It's Throwback Thursday, and on this week in 1972, the Oakland Athletics Mustache Gang was officially born.
There are conflicting reports as to how the trend started in the A's clubhouse. The most accepted explanation is detailed in Bruce Markuson's book A Baseball Dynasty. According to Markuson, it all started when Reggie Jackson showed up to spring training with a full mustache and claimed he'd grow a beard before Opening Day.
At the time, baseball was ultra conservative and being clean-shaven was one of the game's unwritten rules.
So, A's owner Charlie O. Finley instructed manager Dick Williams to tell Jackson to shave, and as the story goes, Jackson told Williams to shove it.

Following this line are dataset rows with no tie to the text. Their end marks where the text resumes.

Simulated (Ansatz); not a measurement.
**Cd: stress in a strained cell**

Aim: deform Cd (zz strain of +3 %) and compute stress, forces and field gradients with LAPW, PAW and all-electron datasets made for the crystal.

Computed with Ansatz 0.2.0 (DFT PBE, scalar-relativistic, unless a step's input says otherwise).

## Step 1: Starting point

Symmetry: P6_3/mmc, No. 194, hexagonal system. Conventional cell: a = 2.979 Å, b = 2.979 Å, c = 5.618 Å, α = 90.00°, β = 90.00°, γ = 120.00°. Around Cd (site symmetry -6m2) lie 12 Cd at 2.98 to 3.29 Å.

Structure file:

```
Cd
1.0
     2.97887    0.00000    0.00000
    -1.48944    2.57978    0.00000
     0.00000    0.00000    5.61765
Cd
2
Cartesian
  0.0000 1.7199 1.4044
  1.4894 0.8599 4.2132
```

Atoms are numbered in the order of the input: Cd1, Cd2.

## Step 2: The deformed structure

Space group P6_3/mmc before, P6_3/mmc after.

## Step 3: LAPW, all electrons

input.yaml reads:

Attempting to use reverse psychology on the individualistic A's star, Finley talked other players into growing mustaches thinking Jackson would get rid of his once he wasn't the only one bucking the system.
It didn't work.
Soon the mustaches became popular, and ever the opportunist, Finley decided to capitalize on the buzz from the fuzz by offering his players $300 if they grew a mustache by Father's Day. Before salary arbitration and free agency, A's players had to scratch and claw for every nickel and dime from the notoriously frugal A's owner. Cash for a 'stache was too good to pass up. Even Williams ended up growing one.
To this day, Jackson still maintains a mustache. As do Rollie Fingers, Joe Rudi, and Ray Fosse, who joined the team in 1973. What started as a trend on this week in 1972, became one of the hallmarks of an A's dynasty. They defeated the Reds in the 1972 World Series in a battle dubbed by many as "The Hairs vs. The Squares," and ended up winning it all again in 1973 and 1974.